With his confidence increased on the court this past season, Hoiberg made a huge decision regarding his college future in February.
Hoiberg opted to de-commit from his NCAA Division I men’s golf scholarship to the University of South Dakota to join probably a Division I men’s basketball program as a walk-on. In boys’ golf, Hoiberg was among the six-player lineup that helped the Red Devils capture a fifth straight Class 3A team state championship in October—a state record in any class.
“The (golf) decision never really felt right. I didn’t want to give up my dream playing college basketball,” Hoiberg says. “I’ve thought about (playing both at a smaller school) but I just want to take the basketball route. I can play golf my whole life. With basketball when you’re pretty much done, you’re done.”
From Hoiberg’s days with the mini-Nerf hoop, basketball always has been a part of his life. His father, Fred, is in his second season as head coach of the Chicago Bulls.
The Hoibergs returned to the area after Fred spent five seasons as head coach at Iowa State University, his alma mater, in Ames. During a 10-year NBA career, Hoiberg played for the Bulls from 1999-2003.

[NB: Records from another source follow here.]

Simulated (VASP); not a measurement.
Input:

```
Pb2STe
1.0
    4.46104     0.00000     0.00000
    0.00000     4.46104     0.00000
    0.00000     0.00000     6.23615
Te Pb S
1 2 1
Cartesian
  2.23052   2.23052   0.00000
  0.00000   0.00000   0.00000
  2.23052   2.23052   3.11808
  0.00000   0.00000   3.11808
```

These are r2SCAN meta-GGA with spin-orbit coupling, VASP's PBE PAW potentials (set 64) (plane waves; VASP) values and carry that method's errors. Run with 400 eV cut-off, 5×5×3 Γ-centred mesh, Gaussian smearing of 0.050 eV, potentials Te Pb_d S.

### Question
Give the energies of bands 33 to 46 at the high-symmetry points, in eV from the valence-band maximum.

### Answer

“The only thing I remember was during the pre-game when they would turn the lights off, I’d be scared so we just went up to the Bulls store,” Jack Hoiberg said. “I didn’t really realize (his celebrity) until we moved to Iowa in sixth grade. I was just used to it growing up.”
This time around, Hoiberg is a full-fledged Bulls fan. He attends as many home games as possible or watches on television. He also enjoys watching college basketball — and golf.
“Very calming,” Hoiberg said. “I’m thinking about (majoring in) sports management and getting into coaching, something with basketball, following in dad’s footsteps.”
In many ways, Jack already has. Fred Hoiberg was a highly regarded NBA three-point and outside shooter— a quality Jack always stresses. Fred, though, also is 6-5.
“I don’t even know how that worked out. Hopefully I’ll get a spurt sometime soon,” Hoiberg jokes. “You can never be a good enough shooter in my opinion, and that all comes with confidence.”
This season, Hoiberg led the Red Devils with a 15-point scoring average and most weren’t from the perimeter. Hoiberg readily attacked the basket, often earning trips to the free-throw line.
“He’s got a very high basketball IQ. He’s a lot quicker and athletic and stronger than people think,” Hinsdale Central boys basketball coach Nick Latorre says. “He’s able to get by people. He handles the ball really well.”
As a freshman, Hoiberg played at Gilbert High School in suburban Ames. In mid-season, Hoiberg was promoted from the freshman team to varsity and had a 27-point game. The varsity won conference his sophomore year.
Hoiberg needed to adjust to a new system at Hinsdale Central, a school with an enrollment 6 1/2 times more than Gilbert. But from Latorre he learned toughness and to play with heart.
It’s reflected in his becoming an excellent defender.
“He usually draws one of (our opponents’) top two players. He’s done a terrific job guarding guys bigger and stronger than him,” Latorre says.
His first sports accomplishment as a junior was just making the boys golf team. He did not play at 2015 state but he improved to play both 18-hole rounds at 2016 state. The Red Devils (593) won by 25 strokes.
“My goal this past summer was to earn a golf scholarship,” Hoiberg says. “And I got that opportunity.”
Golf remains important to Hoiberg. He often plays with his father, whose interest grew during his NBA off-seasons.
John Perna from The Players Service Development Program, Hoiberg’s golf pro, has helped him develop better concentration that also results in basketball success.
“The biggest similarity (between the sports) is the mental part,” Hoiberg says. “I focus on the (basketball) game and just see my teammates and coaches out there. I don’t notice the fans or heckling or anything.”
A basketball player Hoiberg would like to meet? Steph Curry from the Golden State Warriors for his multiple sports talents.
“Being a golf and basketball guy and how great he shoots the ball, it’s fun to watch him,” Hoiberg says. “He’s a really good golfer.”